There's actually a big 24mm filler bolt on the side of the pan. A clear tube and gravity allows to fill the pan without buying a siphon pump.

https://www.youtube.com/watch?v=EDICPhEoOMM
FWIW: We didn't see what engine the GS had but they also used the the A760 trans which has a fill plug on the case under a plastic cover on the left side. Remove the cover, remove the bolt, fill the pan.... The guys comments crack me up. He's likely just another sales guy as he doesn't appear to know jack about transmissions at a technical level. Change the filter to remove carbon from your transmission. lol

I'm writing to SAY DO NOT DO WHAT THEY DID AND RANDOMLY DRAIN AND FILL YOUR TRANSMISSION!!!! The overflow tube is meant to be done at a specified oil temperature WHICH THEY DID NOT BOTHER TO CHECK and/or show us they checked it!!! Point: worst case is you do this at home and IF the transmission is too hot and it overflows; IT WILL BE LOW ON FLUID when driving if it was over temperature when it overflowed. It only takes about 15 minutes of engine run time for the fluid to exceed the 100F check point.
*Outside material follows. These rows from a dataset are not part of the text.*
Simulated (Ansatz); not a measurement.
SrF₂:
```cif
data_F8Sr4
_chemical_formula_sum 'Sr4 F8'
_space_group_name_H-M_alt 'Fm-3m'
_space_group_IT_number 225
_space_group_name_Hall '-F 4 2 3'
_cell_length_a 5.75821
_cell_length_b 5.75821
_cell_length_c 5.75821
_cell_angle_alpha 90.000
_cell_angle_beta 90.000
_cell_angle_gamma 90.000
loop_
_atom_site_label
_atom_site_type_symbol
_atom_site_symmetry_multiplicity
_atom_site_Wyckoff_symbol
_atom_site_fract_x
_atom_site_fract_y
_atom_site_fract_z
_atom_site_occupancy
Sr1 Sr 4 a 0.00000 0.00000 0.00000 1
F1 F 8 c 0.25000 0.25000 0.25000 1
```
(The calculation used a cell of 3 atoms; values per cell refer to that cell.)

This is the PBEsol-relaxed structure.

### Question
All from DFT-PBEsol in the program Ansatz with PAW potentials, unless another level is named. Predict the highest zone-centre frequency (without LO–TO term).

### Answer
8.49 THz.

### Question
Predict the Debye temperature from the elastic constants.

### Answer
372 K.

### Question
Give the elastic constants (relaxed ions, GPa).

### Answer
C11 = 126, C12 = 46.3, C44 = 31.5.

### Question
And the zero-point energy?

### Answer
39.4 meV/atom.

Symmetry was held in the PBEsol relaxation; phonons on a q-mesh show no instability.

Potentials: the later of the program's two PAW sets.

I'm just saying; do your research before doing this or you could ruin your transmission. If you intend to skip the temperature check, your best bet is to have the car in the air overnight, drain it, fill it when cold, and check within the first 10min of starting it as it will soon be at 100F.

Adding to this; If you want more fluid out of the trans during your dump and fill; start the engine for 5 seconds after you drain the pan. More fluid will be pumped from the torque converter into the pan.